Poetry in Motion

Bird on a Wire Director Tony Palmer on Leonard Cohen

British filmmaker Tony Palmer is the only two-time winner of the Prix d’Italia (the most prestigious international television award). His long and rich career, encompassing over 100 films, has been marked by a fascination with musicians, beginning with his first film about Benjamin Britten—made for the BBC soon after he graduated from Cambridge University. Alongside Leonard Cohen, who he shot for the 1972 film Bird on a Wire, he’s profiled Maria Callas, Margot Fonteyn, John Osborne, André Previn, Igor Stravinsky and Yehudi Mehunin, among many others. He is currently working on a film about Gustav Holst. Here, he talks about his first encounter with Cohen.

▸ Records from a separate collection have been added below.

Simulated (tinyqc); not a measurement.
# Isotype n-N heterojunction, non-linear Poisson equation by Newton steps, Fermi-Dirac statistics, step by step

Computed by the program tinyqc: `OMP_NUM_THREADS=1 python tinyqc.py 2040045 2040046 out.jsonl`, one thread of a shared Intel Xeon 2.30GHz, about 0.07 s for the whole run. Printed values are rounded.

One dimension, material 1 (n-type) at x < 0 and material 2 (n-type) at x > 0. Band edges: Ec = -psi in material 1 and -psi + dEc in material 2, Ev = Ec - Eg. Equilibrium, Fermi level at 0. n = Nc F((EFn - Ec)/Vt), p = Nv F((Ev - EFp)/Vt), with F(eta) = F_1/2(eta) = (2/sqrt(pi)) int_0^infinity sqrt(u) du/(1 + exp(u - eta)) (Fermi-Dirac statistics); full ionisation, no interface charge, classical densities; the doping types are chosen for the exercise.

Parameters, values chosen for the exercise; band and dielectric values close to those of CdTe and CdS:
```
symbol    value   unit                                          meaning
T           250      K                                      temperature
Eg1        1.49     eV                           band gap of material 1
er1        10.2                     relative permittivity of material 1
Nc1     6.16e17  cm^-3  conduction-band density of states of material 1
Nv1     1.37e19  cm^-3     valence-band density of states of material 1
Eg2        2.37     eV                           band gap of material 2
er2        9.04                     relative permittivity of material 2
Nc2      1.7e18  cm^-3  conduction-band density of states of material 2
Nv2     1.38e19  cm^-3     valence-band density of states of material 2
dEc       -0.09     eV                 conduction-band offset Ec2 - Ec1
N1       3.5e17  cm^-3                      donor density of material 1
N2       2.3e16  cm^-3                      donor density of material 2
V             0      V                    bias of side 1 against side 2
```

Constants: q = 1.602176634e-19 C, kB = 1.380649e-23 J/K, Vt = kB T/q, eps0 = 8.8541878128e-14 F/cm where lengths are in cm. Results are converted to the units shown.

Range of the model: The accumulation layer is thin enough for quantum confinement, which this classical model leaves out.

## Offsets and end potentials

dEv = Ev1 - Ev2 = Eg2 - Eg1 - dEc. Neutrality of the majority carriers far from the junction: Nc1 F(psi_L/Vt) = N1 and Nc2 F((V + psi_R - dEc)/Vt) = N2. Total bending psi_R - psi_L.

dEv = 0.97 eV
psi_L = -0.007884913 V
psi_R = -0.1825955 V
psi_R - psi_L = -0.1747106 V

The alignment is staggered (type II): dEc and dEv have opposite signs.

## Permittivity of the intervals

I was a music critic for the [British] Observer from 1967 to 74. I had written a piece about Leonard's first LP, Songs From a Room, and said that here was clearly a very extraordinary poet. I said he deserved comparison with Bob Dylan, because he was trying to say something. I think Leonard had seen it, but Marty Machat, his manager, had definitely seen it. [Machat] got hold of me and, in October 1971, flew me to New York to discuss a Leonard Cohen project. I hadn't been there more than ten minutes when Leonard Cohen walked in. Leonard was told to leave the room—all in very good humor. Marty then told me that Leonard was extremely worried that [his] first three LPs had not sold at all, or very little, in America. I discovered later, which Marty didn't tell me, [that] he'd actually been dropped by Columbia, so Marty was in a bit of a panic. Then Leonard was re-admitted, and we chatted away a bit. He asked what I was going to do about the music. I remember I laid down one very strict condition: “If we are going to do this, what interests me is you as a man, and also the poems”—and I produced my copy of [Cohen’s sixth book of poetry] The Energy of Slaves. I think that’s what clinched it, because Leonard thought, “Christ, he's not only listened to the records, but he's actually read the poetry!”

There is a conflict within him, the poet. He says in the film: “I wrote these songs to myself and to women, several years ago, and it is a curious thing to be trapped in that original effort. Because here I wanted to tell one person, one thing––and now I am in the situation where I must repeat them, like some parrot, chained to his stand, night after night.”  On the one hand [while filming] he was very aware of the kind of intimacy of my process; that really coincided with the intimate nature of what he was doing. But on the other hand, he was advertising it by allowing me to film him. On his part, he fulfilled his function, even when he's breaking down and bursting into tears. He never did any of that stuff that you see for our benefit. He realized I was doing my very best to get as close as I possibly could to him as a man. The music, with a bit of luck, would take care of itself.